Survivor’s guilt is a psychological condition that occurs when an individual has survived a traumatic, life-threatening event while others did not. For example, sole survivors of airplane crashes often experience feelings of guilt related to their survival.
Guilt is a complex emotion, and interestingly, survivor’s guilt can also manifest in people who’ve experienced good fortune.
In these cases, an individual feels intense guilt for receiving a positive benefit (e.g., a promotion at work, money, or business success) resulting from luck.
I’ve witnessed several individuals experience this type of guilt after an unexpected positive life change, which permanently shifts how they’re perceived by their friends, family, and broader social circle.
“Why me? – I don’t deserve this” is a common question these individuals pose to themselves and others.
But it’s a pointless question; there is no deeper meaning or significance behind random luck. And some people get lucky, often more than once.
The Grimm Brothers once proclaimed that:
Some men are born to good luck: all they do or try to do comes right—all that falls to them is so much gain—all their geese are swans—all their cards are trumps—toss them which way you will, they will always, like poor puss, alight upon their legs, and only move on so much the faster.
Survivor's guilt is dangerous because if one engages too much with feelings of guilt, it can lead to self-destructive behaviour.
Indeed, if guilt is not managed and understood in a productive way, an individual may find themselves self-sabotaging in an attempt to appear as they once were or give the impression to others that their life isn't all that swell after all.
For some people, accepting good luck comes without survivor's guilt – moving forward in life is easy. This may be because these people are easy-going and avoid excessive navel-gazing, which people prone to guilt do more of. These affable people roll with the punches of life, good or bad, with a light heart – why not be happy?
On the other hand, guilt-ridden folks take the more challenging route and can't accept that sometimes good things happen to good people. Their obsession with what other people think of them is at the heart of this struggle.
The question those experiencing survivorship guilt upon receiving good luck should ask is, why not me?

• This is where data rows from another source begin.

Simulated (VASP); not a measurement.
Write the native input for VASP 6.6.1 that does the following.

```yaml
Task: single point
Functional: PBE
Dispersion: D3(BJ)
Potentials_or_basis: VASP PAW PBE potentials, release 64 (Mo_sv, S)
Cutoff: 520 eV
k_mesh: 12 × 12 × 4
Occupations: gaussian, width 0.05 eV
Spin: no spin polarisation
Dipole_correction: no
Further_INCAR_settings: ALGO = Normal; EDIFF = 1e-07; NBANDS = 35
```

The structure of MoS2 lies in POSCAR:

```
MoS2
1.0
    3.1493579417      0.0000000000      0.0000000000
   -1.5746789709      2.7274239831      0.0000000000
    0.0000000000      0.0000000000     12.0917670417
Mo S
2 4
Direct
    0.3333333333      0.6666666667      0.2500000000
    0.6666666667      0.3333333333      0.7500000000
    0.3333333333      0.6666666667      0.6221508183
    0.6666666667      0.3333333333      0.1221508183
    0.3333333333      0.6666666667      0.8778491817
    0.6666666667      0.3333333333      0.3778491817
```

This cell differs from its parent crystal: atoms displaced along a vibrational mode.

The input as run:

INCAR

Wasting energy contemplating the mechanics or meaning of luck is a fool’s errand – a more significant mistake is wasting time thinking about what others think about your luck and the position you find yourself in.
Many philosophers have offered advice about how to deal with and overcome guilt.
Friedrich Nietzsche saw guilt, in most circumstances, as a tangible example of the burden imposed on people by external society and its moral framework.
Nietzsche viewed modern morality as sick and argued that when grappling with non-life-affirming emotions, like guilt, we must ask ourselves if they empower us to live a better, happier life or degrade our spirit.
In many cases, I think that Nietzsche would argue that we ignore guilt or find a way to overcome it and embrace our good fortune – be glad. Moreover, I think he'd argue that luck doesn't impose any requirements on an individual to live a particular way or by any standard. If you must, channel or harness luck to positively impact the world, but don't sit around feeling guilty as there's little value in that course of action.
Of course, one should not flaunt their luck or good fortune and be wise enough to understand there is nothing particularly special about a person who experiences luck. Arrogance or pride in luck is distasteful and will surely rub people wrong.
The core idea here, I think, is to understand there's no reason to feel guilty for good luck. Health, wealth, and happiness are good things, and spending time feeling guilty about having any of them is borderline pathological. Embrace good fortune and understand that it cannot be fully understood.
As Vonnegut once said, "The only thing I ever learned was that some people are lucky and other people aren't, and not even a graduate of the Harvard Business School can say why."